Groups, herds and long lines of wildebeest, Cape buffalo, Common zebra, waterbuck, Grant’s gazelle and eland cross the wide landmass in search of food, water and safety. Six thousand zebra live within this confine, so they are quite literally everywhere. The wildebeest tend to travel with the zebra, who have better senses of sight and smell and the zebra often congregate facing opposite directions, so predators can be spotted easier. At one watering hole, we found vultures, storks and hyenas feeding on a Cape buffalo, which had gotten stuck in the mud three days ago and died.
During a lunch stop, monkeys and elephants joined us and one small, furry monkey even stole my chocolate chip cookie. He took great joy in eating it slowly as I watched. The long, white tusks on the elephants come from the extensive salt in the land and lakes; the ivory is the longest we’ve seen.

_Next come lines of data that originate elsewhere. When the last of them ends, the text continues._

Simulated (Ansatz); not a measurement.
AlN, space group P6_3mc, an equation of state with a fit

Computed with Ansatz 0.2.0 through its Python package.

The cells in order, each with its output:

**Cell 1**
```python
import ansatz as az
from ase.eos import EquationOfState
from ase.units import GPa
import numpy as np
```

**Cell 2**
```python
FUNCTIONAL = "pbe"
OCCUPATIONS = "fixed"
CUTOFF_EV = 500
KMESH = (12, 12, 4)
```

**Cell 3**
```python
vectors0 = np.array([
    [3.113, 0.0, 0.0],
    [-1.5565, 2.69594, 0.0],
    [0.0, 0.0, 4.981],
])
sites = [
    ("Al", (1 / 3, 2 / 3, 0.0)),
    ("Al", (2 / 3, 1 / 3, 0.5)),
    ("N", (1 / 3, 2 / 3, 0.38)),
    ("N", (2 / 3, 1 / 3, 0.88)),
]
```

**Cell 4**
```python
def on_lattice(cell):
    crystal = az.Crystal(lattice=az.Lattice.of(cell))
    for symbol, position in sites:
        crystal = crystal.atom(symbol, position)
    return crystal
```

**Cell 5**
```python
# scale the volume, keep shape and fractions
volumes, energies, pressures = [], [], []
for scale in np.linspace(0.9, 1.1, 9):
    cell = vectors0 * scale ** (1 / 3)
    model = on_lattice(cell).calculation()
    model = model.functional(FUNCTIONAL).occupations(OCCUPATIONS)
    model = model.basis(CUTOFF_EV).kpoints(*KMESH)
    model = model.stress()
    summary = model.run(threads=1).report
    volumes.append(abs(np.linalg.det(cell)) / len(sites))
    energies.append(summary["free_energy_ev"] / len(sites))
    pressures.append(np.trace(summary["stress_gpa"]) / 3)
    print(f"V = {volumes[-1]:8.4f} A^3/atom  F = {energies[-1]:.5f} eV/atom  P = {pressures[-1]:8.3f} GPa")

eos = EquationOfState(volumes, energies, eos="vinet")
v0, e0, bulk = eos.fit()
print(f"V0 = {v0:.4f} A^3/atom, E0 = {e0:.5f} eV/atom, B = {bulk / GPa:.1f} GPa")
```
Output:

We also came upon a sole lion panting breathlessly in a patch of golden grassland. The carcass of a wildebeest or a Cape buffalo rested nearby – half-eaten. Only the head and upper body remained with the entire lower part devoured. The early afternoon sun and heat, plus the exertion of the kill seemed to have sapped the lion resting without a concern of encroachers. An hour later we returned finding the lion a few meters closer to the carcass, but still breathing heavily. The lion, even a panting one, really rules out here. No other animal came near this lone lion and the fresh kill – no vultures above and no hyenas approaching.